Strange Stars: David Bowie, Pop Music and the Decade Sci-Fi Exploded by Jason Heller
A good music book will take you on a guided tour of a new genre, all while being entertaining in its own right. A great music book will do the same thing, only about an area of music you thought you already knew a lot about. Jason Heller’s Strange Stars is a great music book.
While I’d never call myself an expert, I certainly know a fair bit about science fiction in pop music, as music and science fiction are two of my absolute favorite things. David Bowie, too, for that matter. But Strange Stars made it apparent how little I really knew, particularly about the 70s, where the two collided urgently and frequently.
Each chapter covers a single year of the 70s (plus one chapter on the end of the 60s and another on the beginning of the 80s), diving deep into the rock, pop, funk, soul and disco that incorporated science fiction tropes. Heller also delivers a solid amount of context for the music, touching on everything from the novels to the technology that was coming out alongside the tunes.
Despite Heller’s lively and imaginative musical descriptions, the book is best enjoyed with easy access to Spotify and YouTube (for the really obscure cuts). The problem, if you can call it that, is that the writing is engaging enough you won’t necessarily want to tear yourself away from it to hear the music under discussion.

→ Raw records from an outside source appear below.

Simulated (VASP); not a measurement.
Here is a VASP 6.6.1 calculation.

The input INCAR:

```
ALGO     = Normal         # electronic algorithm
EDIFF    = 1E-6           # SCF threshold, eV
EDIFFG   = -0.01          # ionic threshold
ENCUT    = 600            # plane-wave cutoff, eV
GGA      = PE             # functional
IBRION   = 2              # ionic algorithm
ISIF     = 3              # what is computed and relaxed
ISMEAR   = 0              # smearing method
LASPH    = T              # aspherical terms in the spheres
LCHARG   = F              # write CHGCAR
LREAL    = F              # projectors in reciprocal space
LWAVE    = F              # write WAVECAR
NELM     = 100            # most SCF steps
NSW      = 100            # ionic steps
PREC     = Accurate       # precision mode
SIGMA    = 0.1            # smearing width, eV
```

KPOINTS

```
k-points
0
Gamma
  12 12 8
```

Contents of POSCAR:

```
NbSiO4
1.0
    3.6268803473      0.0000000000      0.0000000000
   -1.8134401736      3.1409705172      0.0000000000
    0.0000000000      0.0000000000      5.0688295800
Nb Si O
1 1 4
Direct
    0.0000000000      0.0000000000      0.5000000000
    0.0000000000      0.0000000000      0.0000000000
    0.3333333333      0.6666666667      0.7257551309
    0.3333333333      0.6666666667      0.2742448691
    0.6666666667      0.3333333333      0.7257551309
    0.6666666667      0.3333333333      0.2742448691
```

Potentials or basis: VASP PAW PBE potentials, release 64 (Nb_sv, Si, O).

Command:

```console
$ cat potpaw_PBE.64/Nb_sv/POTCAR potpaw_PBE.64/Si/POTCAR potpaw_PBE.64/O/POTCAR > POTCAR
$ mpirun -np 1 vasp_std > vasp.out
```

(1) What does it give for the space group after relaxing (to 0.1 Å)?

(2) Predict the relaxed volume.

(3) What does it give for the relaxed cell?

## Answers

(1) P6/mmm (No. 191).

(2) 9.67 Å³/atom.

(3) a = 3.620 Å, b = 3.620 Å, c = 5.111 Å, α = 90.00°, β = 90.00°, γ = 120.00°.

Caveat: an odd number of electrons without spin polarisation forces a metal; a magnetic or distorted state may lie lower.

Erudite without ever being dry or excessive, Heller has wisely chosen to deliver his payload of musical knowledge through a series of overlapping narratives, telling the stories behind the major players of the day. Bowie himself, as the subtitle promises, serves as something of a throughline, offering a point of comparison and contrast as his love affair with science fiction waxes and wanes throughout the decade. It’s not a book about Bowie, precisely, though he gets more space than any other single artist. He’s simply an anchor to the larger story of spaceships, time machines and aliens of the pop world. That’s the real story here, and Heller tells it with depth and nuance, offering a sparkling portrait of the point where pop music left the planet and was changed forever.